Beauty is all very well at first sight; but who ever looks at it when it has been in the house for three days?
–George Bernard Shaw
(In addition to exploring what it is to not wear makeup, I’m also exploring some of my other crutches–one of which is fighting my hair’s natural texture. It’s usually either straightened within an inch of it’s life or incarcerated atop my noggin in an industrial-strength hair tie. NO MORE! My locks are running wild and free, and I’m trying hard not to freak out about it!)
Yesterday I had a crisis of such epic proportions that it can only be called a BLOGMERGENCY. Because I’ve nominally been on vacation, I had WordPress all set up to autopost entries in my absence for No Makeup Week. Unfortunately something dreadful happened (what exactly I’m not sure) and all of my entries were deleted. Lost and gone forever down the series of tubes.

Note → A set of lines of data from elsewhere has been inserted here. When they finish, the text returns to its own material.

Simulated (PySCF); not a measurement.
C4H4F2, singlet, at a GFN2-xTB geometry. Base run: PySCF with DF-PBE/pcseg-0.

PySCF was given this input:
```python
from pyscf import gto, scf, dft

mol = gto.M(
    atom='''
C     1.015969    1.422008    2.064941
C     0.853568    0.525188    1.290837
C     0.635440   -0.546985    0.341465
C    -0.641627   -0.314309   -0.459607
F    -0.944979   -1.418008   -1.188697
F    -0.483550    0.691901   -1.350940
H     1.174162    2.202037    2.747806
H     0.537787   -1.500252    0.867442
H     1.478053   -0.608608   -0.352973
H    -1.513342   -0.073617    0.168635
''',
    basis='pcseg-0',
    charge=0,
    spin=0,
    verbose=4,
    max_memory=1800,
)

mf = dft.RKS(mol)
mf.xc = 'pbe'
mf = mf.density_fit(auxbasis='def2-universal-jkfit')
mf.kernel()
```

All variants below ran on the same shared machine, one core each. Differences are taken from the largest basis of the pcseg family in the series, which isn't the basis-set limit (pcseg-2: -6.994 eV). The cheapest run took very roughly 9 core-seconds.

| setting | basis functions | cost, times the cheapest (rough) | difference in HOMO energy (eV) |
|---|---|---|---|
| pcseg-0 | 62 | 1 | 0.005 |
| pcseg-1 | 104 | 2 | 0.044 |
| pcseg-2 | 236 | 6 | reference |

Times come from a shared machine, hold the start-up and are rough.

I thought about re-writing the ones that I was really attached to, but it turns out that the mere thought of spending hours inside on my laptop doing work I had already done was more than my (apparently very spiteful) brain could handle. So I went to Pinkberry and sulked into my yogurt and generally felt sorry for myself.
Apart from today’s breakdown, No Makeup Week has been FUN TIMES. I’ve mentioned that I’m in New York for a bit of a holiday, and nothing says “holiday” to me than keeping my daily routine to a minimum. I have been wearing makeup on occasions, however. Occasions where I’m meeting people that I want-slash-need to impress or going somewhere especially nice, but this is far from a hard and fast rule. The other night I ended up at a fancy dinner with fancy individuals in jeans and a tshirt and an extremely moisturised face–no makeup–because my dad didn’t tell me where we were going. Not to disparage the project, but I probably would have put on some powder for the Palace Hotel. I’M JUST SAYING.
But here’s the thing about this week. It’s not that I’ve learned something new as much as I’ve been reminded of something that I’d kind of forgotten. In my last post, I wrote that makeup is something I wear to give me confidence–which is still totally true, and I know it’s true for a lot of other participants, too. When I’m confident, I am charming and lovely and socially ON. I felt like makeup was a big part of that. No; I felt like makeup was CAUSING that. The makeup made me pretty, which made the world treat me like I was pretty, which made me confident, which made others treat me positively, and so on forever and ever. It was a feedback loop, with makeup being at the very heart of it.
Imagine my surprise to find out that this assumption is false.
This week, when I didn’t have makeup on, I made a conscious choice to act like I did. To act the exact same way that I would with all of my bottled and powdered bravery on my face. I was sweet and charming and as sparkly as I could be. And you know what? The world treated me exactly the same as it did when I was made up. This was a shocking moment for me; could it be that people are reacting to how I am…inside?
In Gone With the Wind, Margaret Mitchell describes Scarlett O’Hara as not being beautiful, but that men seldom realised it when caught by her charms. I don’t think I was beautiful today when I went to the deli for dinner, but I was confident and engaging, and I was treated like the most gorgeous person in the world by everyone that I met. If you treat the world with happiness and kindness it really does seem like it will be happy and kind right back, dark circles notwithstanding.
I’m not stupid enough to think that inner beauty trumps outer beauty every time, but I’ve been reminded that it’s charm, not perfected skin, that makes people the most magnetic. As George Bernard Shaw said, beauty catches the eye, but the novelty of that wears off. You might notice the prettiest girl at the prom right off the bat, but you want to get to know the most charming. Manners, kindness, caring–those are the things that people REALLY notice, and those are the things that matter.
Pretty is as pretty does. Turns out that it’s a cliche for a reason, and I’ll never forget it again.